Appendix A Additional table

Appendix B Data analysis

B.1 Synthetic companions

In order to understand how much we can gain from the subtraction of the companion in term of detection limits and which kind of point sources we may expect to detect, we simulated a companion (C1) in the FoV of TYC 8047-232-1, observed with SPHERE in date 2015-09-25 (see Table A.1). This C1 was injected at a separation of r = 3.9″ and with contrast of 10⁻³ with respectto the central star.

To obtain more realistic residuals, we used two different PSFs, one for the injection of the fake companion and one as a model. At this stage, the differences between the single_ framebyframe and single_ fullcube routine are not appreciable since the injected PSF does not vary. The detection limits around C1 are calculated on a cADI image obtained before and after the subtraction of the companion using single_framebyframe routines and following the procedure described in Sect. 2.
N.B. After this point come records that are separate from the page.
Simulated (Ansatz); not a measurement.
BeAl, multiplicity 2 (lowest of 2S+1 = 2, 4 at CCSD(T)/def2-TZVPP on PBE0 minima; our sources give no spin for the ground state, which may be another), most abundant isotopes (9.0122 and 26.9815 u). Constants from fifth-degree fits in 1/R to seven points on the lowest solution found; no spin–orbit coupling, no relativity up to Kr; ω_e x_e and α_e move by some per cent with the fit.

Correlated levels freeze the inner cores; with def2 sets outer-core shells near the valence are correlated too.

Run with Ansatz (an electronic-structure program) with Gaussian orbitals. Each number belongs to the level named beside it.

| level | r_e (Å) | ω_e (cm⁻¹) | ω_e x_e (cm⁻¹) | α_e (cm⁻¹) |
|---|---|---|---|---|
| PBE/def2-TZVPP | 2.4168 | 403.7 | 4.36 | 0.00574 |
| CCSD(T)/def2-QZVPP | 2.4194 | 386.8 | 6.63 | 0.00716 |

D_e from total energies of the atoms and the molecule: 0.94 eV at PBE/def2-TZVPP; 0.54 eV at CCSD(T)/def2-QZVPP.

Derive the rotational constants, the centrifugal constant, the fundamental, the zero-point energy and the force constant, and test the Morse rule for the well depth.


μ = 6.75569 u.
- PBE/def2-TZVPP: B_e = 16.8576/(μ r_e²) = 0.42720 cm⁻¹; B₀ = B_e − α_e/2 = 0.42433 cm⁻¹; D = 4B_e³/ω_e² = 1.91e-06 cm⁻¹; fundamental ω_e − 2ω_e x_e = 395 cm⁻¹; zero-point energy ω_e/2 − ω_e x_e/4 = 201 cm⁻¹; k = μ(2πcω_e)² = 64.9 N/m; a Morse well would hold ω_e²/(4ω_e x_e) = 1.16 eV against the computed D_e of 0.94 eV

Residuals and contrast curves centered on C1 are shown in Fig. B.1. The gain in contrast when we get very close to the PSF of the companion appears once the latter is subtracted. This region is also the most interesting to investigate when looking for bound features since, in most cases, it is inside the Hill radii of substellar companions.

In order to simulate two bound substellar objects, we injected very close to C1 a second fake companion (C2) with increasing separations and with contrasts corresponding to the values at detection limits as shown on the contrast curves in Fig. B.1. The residuals for three different positions are shown in Fig. B.2. In the upper row, the second companion is placed at ~ 0.05″ from the main peak with a contrast of 5 × 10⁻⁵, in the mid row at ~0.075″ and with contrast of 4 × 10⁻⁵ and in the bottom panel at ~0.1″ with contrast of 2 × 10⁻⁵. From these preliminary tests, it emerges that our procedure is, in principle, quite efficient in unveiling additional companions placed very close to the PSF of directly imaged planets and brown dwarfs. However, artifacts that are present in the residuals, especially at few λ∕D, may hide or simulate the presence of faint objects. In the upper raw, for example, the fake companion is detected in the residuals even if it could be interpreted as an additional artifact attributed to the PSF subtraction. For such a scenario, more datasets would be needed. Once, instead we move farther from the central peak, the PSF of the secondary is more evidently disentangled by the surrounding residuals.

B.2 Synthetic disks

Since the method described in this paper is optimized to subtract the best point-like model to a given PSF, any conspicuous deviation from such a profile should be visible in the residuals whenever it is above the background noise. For this reason, we should be able not only to detect point-like sources but also extended ones. In order to understand which kind of residuals we should expect from extended sources, we inject a circular annulus around the mock planet C1 (see previous section) with different inclinations.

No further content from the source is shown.